Confidential computing enables encrypted data to be processed in memory while lowering the risk of exposing it to the rest of the system. It reduces the likelihood that the sensitive data of those affected by human trafficking will be compromised or misused.
Hope for Justice’s Private Data Exchange application takes advantage of the industry-leading security capabilities delivered by Intel® Software Guard Extensions (Intel® SGX), the security features built into 3rd and 4th generation Intel® Xeon® Scalable processors. These features are designed to help provide protection for data-in-use, independent of the cloud provider, operating system or hardware configuration. They also enable multiple organizations to collaborate on shared analyses and validate algorithms while shielding confidential or regulated data from other parties.
“Human traffickers are exploiting new technology and globalization at a staggering scale and pace. Most trafficking is now facilitated via the internet and other digital technologies that pay little attention to borders or jurisdictions,” said Tim Nelson, CEO of Hope for Justice. “We cannot lose the technology race against human trafficking. That is why we are so pleased that the Private Data Exchange platform has the potential to revolutionize how the sector collaborates across borders and tackles issues surrounding data privacy and confidentiality. For the first time, civil society, governments, U.N. agencies and businesses can truly collaborate to make technology a force that will help to end human trafficking.”
By leveraging the built-in security and attestation features of Intel SGX and R3’s Conclave platform, the application can provide organizations with confidence that information on slavery victims or those seeking to help them are better protected from their data being exposed. Conclave provides the tools necessary for organizations to run code without the burden of managing a complex infrastructure, putting the power of Intel SGX into the hands of developers and enabling them to write privacy-first applications with ease. This combination opens new possibilities for organizations seeking to benefit from the enhanced security of confidential cloud computing.
Globally, organizations working on human trafficking cases have collected large pools of valuable data on both victims of slavery and perpetrators, as well as contextual information relating to emerging patterns and trends. Given the data’s sensitivity, there is a reluctance to collaborate on sharing, meaning maintaining high security and compliance is mission critical. To reap the benefits of collaboration, each organization must utilize trustworthy security solutions that help keep data confidential and private, and aid in ensuring the data’s integrity.
Confidentially matched information will enable participating organizations such as nonprofits, national actors and intergovernmental agencies to realize tangible outcomes in the fight against slavery and enable victims of human trafficking and modern slavery to be better identified, rescued and provided the services they need. For instance:
- Perpetrator name matching: If the same person appears in multiple matches, they may be involved in numerous cases of trafficking and be a serial offender or part of organized crime. The appropriate group can begin an investigation or notify law enforcement.

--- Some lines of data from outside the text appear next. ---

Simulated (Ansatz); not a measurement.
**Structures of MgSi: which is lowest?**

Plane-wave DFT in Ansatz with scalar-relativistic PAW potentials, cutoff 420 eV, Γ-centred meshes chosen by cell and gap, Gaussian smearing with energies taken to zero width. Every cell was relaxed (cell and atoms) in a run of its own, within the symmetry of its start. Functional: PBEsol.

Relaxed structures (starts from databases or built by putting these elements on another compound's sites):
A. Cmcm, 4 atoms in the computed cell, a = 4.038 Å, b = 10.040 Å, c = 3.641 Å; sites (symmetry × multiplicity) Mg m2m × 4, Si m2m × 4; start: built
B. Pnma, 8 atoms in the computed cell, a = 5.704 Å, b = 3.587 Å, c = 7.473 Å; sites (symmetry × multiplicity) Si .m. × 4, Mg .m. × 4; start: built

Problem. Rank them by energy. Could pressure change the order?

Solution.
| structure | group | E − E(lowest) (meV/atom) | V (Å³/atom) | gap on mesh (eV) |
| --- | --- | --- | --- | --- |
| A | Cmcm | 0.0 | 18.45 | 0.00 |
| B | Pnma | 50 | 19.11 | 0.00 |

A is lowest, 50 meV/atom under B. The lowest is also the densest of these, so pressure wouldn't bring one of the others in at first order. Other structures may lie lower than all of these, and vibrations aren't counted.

- Victim family name matching: Discovering the same surname in multiple cases may indicate that two or more family members have been trafficked separately. Linking the two cases may accelerate rescue and help reunite the family.
- Address matching: If the same property keeps showing up in results, it may be owned or operated by perpetrators or criminal organizations. This can be enough to trigger an investigation.
- Lower-level contextual matching: If information, like location and industry, doesn’t present an active investigation opportunity, it can still reveal critical trends and trigger future outreach efforts.
Overcoming many of the obstacles to data sharing enables Hope for Justice to prepare to use the Private Data Exchange in consortium with national and intergovernmental stakeholders in direct response to the ongoing humanitarian crisis in Europe. The increased prevalence of human trafficking is a critical moment for both innovation and intervention, and this is an example of how technology plays a part.